Author Topic: low temperature coolants?  (Read 5685 times)

0 Members and 1 Guest are viewing this topic.


Online coppercone2Topic starter

  • Super Contributor
  • ***
  • Posts: 10488
  • Country: us
  • $
Re: low temperature coolants?
« Reply #26 on: May 11, 2024, 07:39:59 pm »
As long as you have a positive displacement pump you can just measure the RPM of the pump and get your flowrate from there, it won't care about viscosity.

I have a gear pump but the metering devices say they use a oval gear system. I think its different for the measurement transducer vs the pump.

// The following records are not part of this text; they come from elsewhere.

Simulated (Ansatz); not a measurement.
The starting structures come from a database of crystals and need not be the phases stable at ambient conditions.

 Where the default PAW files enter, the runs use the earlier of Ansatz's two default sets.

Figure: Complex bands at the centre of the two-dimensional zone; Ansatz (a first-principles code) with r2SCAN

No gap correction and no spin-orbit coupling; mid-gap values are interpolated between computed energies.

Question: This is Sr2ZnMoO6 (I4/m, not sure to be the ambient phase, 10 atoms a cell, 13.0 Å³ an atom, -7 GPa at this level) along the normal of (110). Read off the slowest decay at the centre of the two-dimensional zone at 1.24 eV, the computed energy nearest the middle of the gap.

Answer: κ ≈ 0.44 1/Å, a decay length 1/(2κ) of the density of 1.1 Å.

Is there a difference? This gear pump has a shaft sticking out the back so I can definitely measure RPM, but I thought it was inappropriate and you need the oval version for sensing flow.

https://ipe-pumps.com/process-equipment/does-your-gear-pump-need-a-flow-meter/
« Last Edit: May 11, 2024, 07:41:51 pm by coppercone2 »
 

Offline Berni

  • Super Contributor
  • ***
  • Posts: 5022
  • Country: si
Re: low temperature coolants?
« Reply #27 on: May 11, 2024, 07:53:07 pm »
Well i would guess it mostly depends on how precisely made the pump is.

In theory a gear pump should be accurate because one rotation should always transfer the same amount of fluid (as long as you don't run it violently enough to have cavitation and such), but a real gear pump might have a bit looser tolerances so it might leak slightly while it is pumping, so some of the pumped fluid leaks back trough the pump itself.

You should be able to test this by trying to force the fluid trough the pump while it is not spinning and see if any liquid comes trough. Or if the pump can do it, try running the pump with the output blocked off and see if the gears spin at all with no flow.

The nice thing is that if it does work, it won't be dependent on any physical property of the measured fluid (like most flow meters do)
 

Online Smokey

  • Super Contributor
  • ***
  • Posts: 2861
  • Country: us
  • Not An Expert
Re: low temperature coolants?
« Reply #28 on: May 11, 2024, 08:04:33 pm »
Am I really the only one interested in what OP is actually doing with this setup?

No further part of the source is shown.